With a play titled Holy Sh!t to open up the new season at the Kiln Theatre, we are not disappointed. Actor and writer Alexis Zegerman’s new play is about the lengths that some parents will go to get their kids into the best local schools. It begins as a fun sort of competition between middle-class working parents Sam Green (a designer) and Simone Kellerman (a journalist), and their friends Nick (a teacher) and Juliet Obasi (marketing). The two women have been best friends since their university days, but their relationship comes to blows when they both try to get their four-year-old daughters into a Church of England school. There are funny one-liners throughout in relation to religious hypocrisy as, despite their Jewish heritage, Sam and Simone attend church in order to convince their local Vicar that they are true Protestants.
The play is an exploration of what it is to have a faith while also touching on prejudice. It pushes the boundaries of diversity as well as examining different opinions as to what that means. We see relationship dynamics wherein both couples are failing to communicate or listen to one another, along with disagreements as to who is the better parent. Each character is flawed with annoying characteristics, and as a result, there wasn’t anyone in particular that I was rooting for. The stakes get higher and higher as the production endures, and includes some deeply emotional scenes.
The design is sleek with a modern feel. Sam and Simone battle it out, and you will laugh out loud. However, some jokes tend to go over your head as it is fast paced and at times hard to keep up with. The cast is superb in navigating the text and bring out the true colours of their characters. In addition, there are plenty of awkward moments around the notion of race. Zergerman’s great writing and comedic timing might hit a nerve with some audience members, but unfortunately, some lines are lost in the midst of ongoing arguments.

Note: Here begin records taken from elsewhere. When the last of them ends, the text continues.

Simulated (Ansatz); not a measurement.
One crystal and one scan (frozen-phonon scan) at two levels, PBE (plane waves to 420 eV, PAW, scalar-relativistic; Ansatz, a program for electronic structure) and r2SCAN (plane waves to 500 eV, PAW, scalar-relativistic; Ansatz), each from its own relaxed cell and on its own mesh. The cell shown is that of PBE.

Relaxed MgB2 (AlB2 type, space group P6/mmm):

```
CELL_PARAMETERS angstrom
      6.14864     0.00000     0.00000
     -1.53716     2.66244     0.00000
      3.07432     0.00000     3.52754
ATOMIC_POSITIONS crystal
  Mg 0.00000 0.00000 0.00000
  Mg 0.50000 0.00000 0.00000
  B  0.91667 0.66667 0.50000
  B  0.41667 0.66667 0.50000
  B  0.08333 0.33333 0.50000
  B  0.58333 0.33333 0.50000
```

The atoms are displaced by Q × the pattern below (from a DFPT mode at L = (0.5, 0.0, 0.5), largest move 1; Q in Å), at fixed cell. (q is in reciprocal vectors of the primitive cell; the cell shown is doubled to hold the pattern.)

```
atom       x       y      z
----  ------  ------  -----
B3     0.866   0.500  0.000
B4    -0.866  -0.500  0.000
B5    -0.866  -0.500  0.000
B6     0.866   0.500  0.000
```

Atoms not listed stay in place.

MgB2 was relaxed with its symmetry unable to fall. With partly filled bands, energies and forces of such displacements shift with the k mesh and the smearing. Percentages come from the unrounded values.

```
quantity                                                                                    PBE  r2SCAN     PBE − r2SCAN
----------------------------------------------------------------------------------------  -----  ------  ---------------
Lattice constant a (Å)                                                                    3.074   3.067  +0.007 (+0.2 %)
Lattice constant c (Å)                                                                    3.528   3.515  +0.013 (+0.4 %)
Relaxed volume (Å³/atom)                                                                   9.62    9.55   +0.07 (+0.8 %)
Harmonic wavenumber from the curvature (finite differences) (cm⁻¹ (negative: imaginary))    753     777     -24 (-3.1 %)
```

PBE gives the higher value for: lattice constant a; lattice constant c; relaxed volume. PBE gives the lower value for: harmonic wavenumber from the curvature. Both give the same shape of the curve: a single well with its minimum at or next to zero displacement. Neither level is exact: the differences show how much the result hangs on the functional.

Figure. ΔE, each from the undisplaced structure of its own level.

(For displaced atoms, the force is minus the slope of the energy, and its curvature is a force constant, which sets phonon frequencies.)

Cultural differences and racial prejudice come to light and turn things on its head. You are left working out what it is that determines the success of a child – religion, race, or class. Holy Sh!t is relevant and perfectly sums up what is happening within the subtleties of everyday racism. It is in your face. Bold and entertaining. There is darkness mixed with moments of poignancy, and by the end the play isn’t what you first assumed it would be.